23 February 2018

Introduction to Data Mining and the K-MEANS and K-MEDOIDS algorithms

Nowadays, due to rough competition, companies desperately try to assert their position on the market. The competition is undisputed, but the way companies overcome it can be what determines their success. For many years, companies have bet on competitive advantages to acquire market share. However, the goal is not so much oriented to acquire new customers, but to retain the loyal customers and their satisfaction.

As such, the customer plays a preponderant role in the company’s strategic decisions and future. The customers have the power to choose and the companies have a mission to retain or enhance the customer’s interest. We have witnessed along the years the introduction of customer promotion cards, contests and other campaigns to captivate customers’ interests. Yet, many times the campaigns that were too broad and less individual, ended up not captivating the customers and responding to their needs, proving to be inefficient.

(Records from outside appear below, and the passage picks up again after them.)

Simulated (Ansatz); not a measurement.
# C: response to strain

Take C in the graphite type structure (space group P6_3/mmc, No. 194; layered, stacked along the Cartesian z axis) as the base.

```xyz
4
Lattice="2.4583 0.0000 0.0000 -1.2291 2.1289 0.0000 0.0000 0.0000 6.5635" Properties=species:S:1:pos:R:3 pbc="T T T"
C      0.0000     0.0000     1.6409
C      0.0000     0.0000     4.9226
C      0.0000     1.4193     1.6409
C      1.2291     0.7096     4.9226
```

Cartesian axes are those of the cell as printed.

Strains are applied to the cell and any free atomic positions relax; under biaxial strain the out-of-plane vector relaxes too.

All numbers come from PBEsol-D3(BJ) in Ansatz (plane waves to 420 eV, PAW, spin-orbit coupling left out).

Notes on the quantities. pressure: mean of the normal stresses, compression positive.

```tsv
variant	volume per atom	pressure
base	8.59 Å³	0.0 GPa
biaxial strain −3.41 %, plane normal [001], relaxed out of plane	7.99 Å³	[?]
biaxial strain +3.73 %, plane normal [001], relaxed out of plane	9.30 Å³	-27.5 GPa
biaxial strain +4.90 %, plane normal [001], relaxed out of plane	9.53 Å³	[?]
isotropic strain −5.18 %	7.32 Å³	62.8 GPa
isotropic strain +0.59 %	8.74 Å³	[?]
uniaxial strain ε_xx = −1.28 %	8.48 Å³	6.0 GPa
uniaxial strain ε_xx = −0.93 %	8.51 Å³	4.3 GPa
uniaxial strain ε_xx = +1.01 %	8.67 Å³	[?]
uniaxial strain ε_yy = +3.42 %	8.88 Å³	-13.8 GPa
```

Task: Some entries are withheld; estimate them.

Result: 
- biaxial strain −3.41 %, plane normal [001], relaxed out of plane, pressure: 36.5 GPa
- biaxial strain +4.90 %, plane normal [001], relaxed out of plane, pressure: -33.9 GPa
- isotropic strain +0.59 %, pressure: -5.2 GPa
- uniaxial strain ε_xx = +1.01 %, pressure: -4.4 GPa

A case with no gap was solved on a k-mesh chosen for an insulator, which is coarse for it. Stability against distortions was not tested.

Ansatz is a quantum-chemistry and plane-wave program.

Thanks to technology advancements, it is possible to store huge amounts of records in databases and implement solutions in order to produce results that can aid in the decision-making of a company. Hence it is possible to draw profiles of the customers and define areas of action, determine the customers’ preferences, establish consumption associations (when a customer buys product x, he/she is more likely to buy product y), in other words, a very accurate profile. These days, this capacity to draw a customer profile, and know how to preserve his/her loyalty is one of the biggest competitive advantages that a company can have.

Thus, by using a Data Mining descriptive model, it is possible for a company to segment their customers based on their behaviour and purchase patterns. This enables companies to have a deeper understanding of their customers and to be able to launch targeted campaigns, promotions, and as a result, maximize profits.

The descriptive modelling of Data Mining has many stages:

1) Data Preparation
2) Data pre-processing
3) Cluster Analysis
4) Profiling
5) Strategy

When doing Data Preparation, there is a first analysis of the variables that exist in the database. Irrelevant variables are rejected, values such as outliers are imputed in some cases on relevant variables as long as there are no other consistencies on that particular variable, and other data preparation is handled to ensure that the model will have high quality variables.

Data pre-processing consists of transforming variables in order to enrich the model. Grouping variables that belong to the same product category or creating variables that measure monetary value are examples of transformations that can improve the model.

On the Cluster Analysis stage, we enter one of the most crucial parts of the segmentation model. By segmenting the data, we are creating homogeneous groups within each group and heterogeneous groups among those groups. This means that we want to group individuals that have similar characteristics and, among groups, those characteristics differ greatly. It’s important to emphasize that the ultimate goal of this segmentation is to minimize the distance inside each cluster and maximize the distance among the clusters.

The K-MEANS and K-MEDOIDS algorithms allow the grouping of customers (clustering) using the variables that were prepared on the earlier stages of the model.
The K-MEANS algorithm can be divided into a series of steps. For example, let us imagine a data model with only 2 variables in a Cartesian coordinate plane with 2 axis (X,Y):


Each grey point represents an individual (N).

First Step:

To define the number of seeds (K), where K ≤ N, and assign the seeds randomly in the Cartesian plane.


Each star is a seed.

Second Step:

Iteration initiation - each individual is associated with the seed that is closer.


Third Step:

Calculate the centroids of the clusters that were formed based on the mean distance of all the individuals of their respective clusters.


The blue stars represent the new centroids (centralized seed).


Fourth Step:

Return to the second step and associate the individuals to the seeds that are closest.


The individuals marked with a square now belong to the cluster of the same colour.

Fifth Step:

The iterations continue and only end when the centroids can no longer be centralized. At this stage, we have the 4 clusters finalized.

The K-MEDOIDS algorithm behaves in a very similar way to K-MEANS, but rather than having the centroid move using the mean distance of the individuals, the centroid takes the position of the individual that is closest to the centre.
Therefore, on the third step of the K-MEANS example, rather than having the seed move to the position where the blue star is, it will now move to the position of the individual that is nearest to the centre (represented in the purple square).


The Profiling consists on combining the information of the segments of the clusters previously created and selected based on an in-depth analysis using techniques such as Elbow Graphic and the cluster distribution given the number of seeds that were selected.

The Strategy is the final step and it allows the company to perform Marketing strategies and promotion campaigns directed at each cluster, which represents a group of individuals with similar characteristics and purchase patterns.


Data Mining enables companies to obtain patterns of information about their customers with the help of segmentation algorithms applied to descriptive models. This information allows for a better understanding of the customers, which represents a big competitive advantage in the market, essential to maintain or increase the market share.